I had the pleasure to interview Eduardo Ferro from Madrid-Spain
Eduardo is a software crafter with more than 20 years of experience helping organizations of different sizes to build good quality software products. Eduardo has worked in different startups and these days he is working as Platform Engineering Manager for Clarity AI.
Eduardo started the interview differentiating between a group of people versus a product team that is a cohesive unit aligned to the business’s goals. He also made another important clarification about projects versus products, whereas the second corresponds to something more organic that keeps evolving as the product enters the market, thrives, and eventually is discontinued.
Eduardo mentioned that Agile in general — and Software Craftsmanship in particular — puts more emphasis in product quality and this helps in all stages of product development. Product teams, he said, should have a passion for quality and decision-making power to enable them to deliver the right product, to the right market, and with outstanding quality.

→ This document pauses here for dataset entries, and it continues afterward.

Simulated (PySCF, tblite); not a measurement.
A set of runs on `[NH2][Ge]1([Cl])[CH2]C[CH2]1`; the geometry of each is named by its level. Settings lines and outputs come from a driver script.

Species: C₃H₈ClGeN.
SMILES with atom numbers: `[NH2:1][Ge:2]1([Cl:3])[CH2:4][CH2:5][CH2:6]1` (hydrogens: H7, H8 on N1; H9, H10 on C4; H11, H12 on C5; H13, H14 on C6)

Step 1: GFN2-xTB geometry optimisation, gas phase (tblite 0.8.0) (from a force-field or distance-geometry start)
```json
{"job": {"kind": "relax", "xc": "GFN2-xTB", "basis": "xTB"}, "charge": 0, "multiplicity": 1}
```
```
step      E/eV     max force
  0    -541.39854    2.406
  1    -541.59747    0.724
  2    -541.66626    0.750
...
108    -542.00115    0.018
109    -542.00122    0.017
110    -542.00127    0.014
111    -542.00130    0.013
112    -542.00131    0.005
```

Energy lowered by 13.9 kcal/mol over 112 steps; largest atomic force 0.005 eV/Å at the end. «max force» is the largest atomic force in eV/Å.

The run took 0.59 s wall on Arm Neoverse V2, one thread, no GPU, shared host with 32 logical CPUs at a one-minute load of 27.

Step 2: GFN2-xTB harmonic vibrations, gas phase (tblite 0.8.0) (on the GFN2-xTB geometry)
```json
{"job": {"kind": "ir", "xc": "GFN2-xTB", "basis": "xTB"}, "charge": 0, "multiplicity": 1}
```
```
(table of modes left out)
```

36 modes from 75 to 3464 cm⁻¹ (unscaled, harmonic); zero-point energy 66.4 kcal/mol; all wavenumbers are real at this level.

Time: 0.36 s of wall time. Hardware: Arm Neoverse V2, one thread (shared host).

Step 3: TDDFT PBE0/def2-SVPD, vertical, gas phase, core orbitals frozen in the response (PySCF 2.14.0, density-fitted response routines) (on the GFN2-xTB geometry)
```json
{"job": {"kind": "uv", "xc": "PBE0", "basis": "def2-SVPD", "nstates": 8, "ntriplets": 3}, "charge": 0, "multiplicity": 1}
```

Proxy Product Owners, according to Eduardo, should lead the product development effort but everybody in the product team should be really immersed in understanding the problem that the product is trying to solve. When saying everybody, Eduardo is implying that developers should be able to talk to the business by themselves without middlemen or proxies. He pointed out that one of the central topics in eXtreme Programming is solving the unnecessary separation between business and developers. Instead of programmers that just write code, Eduardo is advocating for having developers that understand all aspects of product development.
Speaking of XP practices, Eduardo commented that teams that are doing Scrum but not XP or similar technical practices are doom to fail. These practices should aim to craft good quality code that would allow to continuously deploy software. Eduardo sees DevOps as the the logical complement to XP practices for end-to-end product development.
Eduardo also mentioned that Test Driven Development is a great vehicle for automated unit testing, but is not the only means to reach that end. XP and DevOps should be seen as starting points and teams should keep looking for other practices that enable them to create good automated code that can be sustained over time. For Eduardo, technical excellence is not something optional — instead is a must-have element of software crafters’ professionalism.
A good product team, according to Eduardo, ends up building the right product and builds it right using solid software development practices. In other words, a good product development team knows and uses several practices for understanding a problem/opportunity, discovers a solution, and then implements that solution with good quality.
In closing, Eduardo suggested that organizations that want to start building good product teams start paying attention to metrics such as mean time to production, mean time to failure, and mean time to recovery. Optimizing these metrics could lead an organization to greater levels of Agility. Almost all organizations’ core business is supported by software, and good software and knowing how to craft it is great business differentiators.